Prominently listed among the highlights of this year, TC Electronic’s Studio Konnekt 48 is a Firewire audio interface that features 24 inputs including 4 preamplifiers, 22 outputs, 12 simultaneous analog channels and world class DSP effects. Supplied with a remote control for around $1200, it’s one of the select few able to overshadow RME’s FireFace which, despite its numerous qualities, took a serious blow …

ProTools to go!
ProTools on a USB key; who would have imagined it? They did. Of course, the audio interface is ultra basic but thanks to the MBox 2 Micro, you can work your ProTools session on any computer, for a little less than $250. And since Transfuser currently comes with the package …

Little Adam
Halfway between a multimedia speaker and a near-field monitor, the Adam A5 is somewhat unique … There is the famous ribbon tweeter for which the brand is famous, guaranteeing quality highs, and bass response, which, given the size of the speaker, is no joke and makes it a worthy sibling of the famous A7, for a little less than $440 each. The ideal monitors for working in your apartment without disturbing the neighbors?

A half-legend?
Walking in the footsteps of the illustrious C414, the C214 is meant to be a more accessible version of the classic AKG mic. Featuring only one polar pattern but having the essential of what made the reputation of the large membrane microphone for under $600.

Night terror
It’s small, cute, inexpensive and it works like a charm. For less than $150, the Novation Nocturne will let you control your DAW and plug-ins while tasting the comfort of Automap technology.

26+26=2626
M-Audio’s high-end Profire 2626 has it all for those home studio owners who need a lot of inputs/outputs. Its preamps and converters meet our expectations and the price is around $700; did someone request a great deal?

Deus in machina
Widely used by the pros, the UAD-1 DSP card was nevertheless beginning to get old. So imagine our joy when we saw the UAD-2 arrive with a cornucopia of new plugins each as attractive as the next. And with prices that are not so “pro”, because between the small Solo to the big Quad, prices range from $500 to $1800.

Big Groove
The reference in virtual drummers is back! With 10 full kits and 55 GB of sounds and above all a complete mixer with a great effects section, Fxpansion’s BFD2 is a must for just under $400.

U47 USB?
If you’re looking for a simple way to connect a microphone (static or dynamic) to your computer, know that MXL has created the Mic Mate, an XLR to USB “adapter” incorporating a mic preamp and phantom power. It works without drivers, at the very reasonable price of around $50!

Multimedia Killers
Of course, with their 4″ boomers the Studiophile AV40 won’t do as studio monitors. Still, we’ve rarely come across such good multimedia speakers, with surprising lows for the size of the speakers, highs that’s aren’t bad at all, and great balance … The latest speakers from M-Audio have struck a strong blow to the competitors who offer roughly the same thing for much more, like Creative Labs, Logitech or Altec Lansing. At $150, the AV40 is probably one of the best options you can find for a traveling setup …
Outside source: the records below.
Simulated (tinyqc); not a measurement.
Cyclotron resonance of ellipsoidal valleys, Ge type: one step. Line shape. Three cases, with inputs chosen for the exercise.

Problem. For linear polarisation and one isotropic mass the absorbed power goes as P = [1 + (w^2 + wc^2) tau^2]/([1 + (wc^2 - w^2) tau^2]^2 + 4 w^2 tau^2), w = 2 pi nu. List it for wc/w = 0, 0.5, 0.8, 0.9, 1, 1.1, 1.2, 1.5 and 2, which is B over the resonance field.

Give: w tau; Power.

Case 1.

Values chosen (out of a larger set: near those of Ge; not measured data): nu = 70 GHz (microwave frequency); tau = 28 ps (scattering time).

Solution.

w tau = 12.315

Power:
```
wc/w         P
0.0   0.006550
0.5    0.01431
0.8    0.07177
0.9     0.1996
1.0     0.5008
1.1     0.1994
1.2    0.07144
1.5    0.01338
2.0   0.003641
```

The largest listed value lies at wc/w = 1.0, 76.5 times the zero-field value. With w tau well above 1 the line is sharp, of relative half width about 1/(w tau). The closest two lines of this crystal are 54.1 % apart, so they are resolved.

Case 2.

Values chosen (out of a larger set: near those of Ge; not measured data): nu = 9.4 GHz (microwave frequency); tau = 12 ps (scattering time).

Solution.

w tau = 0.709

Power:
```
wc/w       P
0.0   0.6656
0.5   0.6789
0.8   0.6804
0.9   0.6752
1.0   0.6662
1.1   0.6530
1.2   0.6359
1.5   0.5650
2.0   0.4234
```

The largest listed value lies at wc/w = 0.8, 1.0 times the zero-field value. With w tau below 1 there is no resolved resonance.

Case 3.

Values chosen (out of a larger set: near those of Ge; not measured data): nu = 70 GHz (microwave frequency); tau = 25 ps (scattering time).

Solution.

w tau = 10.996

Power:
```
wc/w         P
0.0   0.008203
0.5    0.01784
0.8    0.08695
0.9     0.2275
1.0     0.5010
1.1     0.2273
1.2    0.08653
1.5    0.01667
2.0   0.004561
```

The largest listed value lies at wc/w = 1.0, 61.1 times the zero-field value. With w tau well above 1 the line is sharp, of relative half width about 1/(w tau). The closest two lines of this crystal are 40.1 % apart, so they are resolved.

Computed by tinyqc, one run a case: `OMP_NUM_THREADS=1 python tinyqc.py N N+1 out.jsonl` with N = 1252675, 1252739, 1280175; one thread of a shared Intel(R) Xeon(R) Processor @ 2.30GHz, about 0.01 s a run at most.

What if you changed sequencers…
We’ve got a thing for Reaper, a customizable sequencer, extremely stable, only a few MB, and costs, for non professional usage, fifty dollars. Where’s the catch? Why the discrepancy in prices? Well, we’re beginning to wonder …

Swiss army knife?
A recording studio in your pocket? It’s possible with the Boss Micro BR, a genuine Swiss Army knife that combines 4 tracks, a multi-effects processor, 300 rhythmic patterns and basic editing functions. It’s MP3 compatible, stores on SD cards, has a tuner, and an integrated microphone. What more do you need to know? The price? Around $200.

What a sound!
They look good, and work great, and what a sound. These tube and/or transistor preamps from Universal Audio give the best of both worlds …

Still haven’t found what you were looking for?  For more ideas read the full Gifts for Music Lovers article.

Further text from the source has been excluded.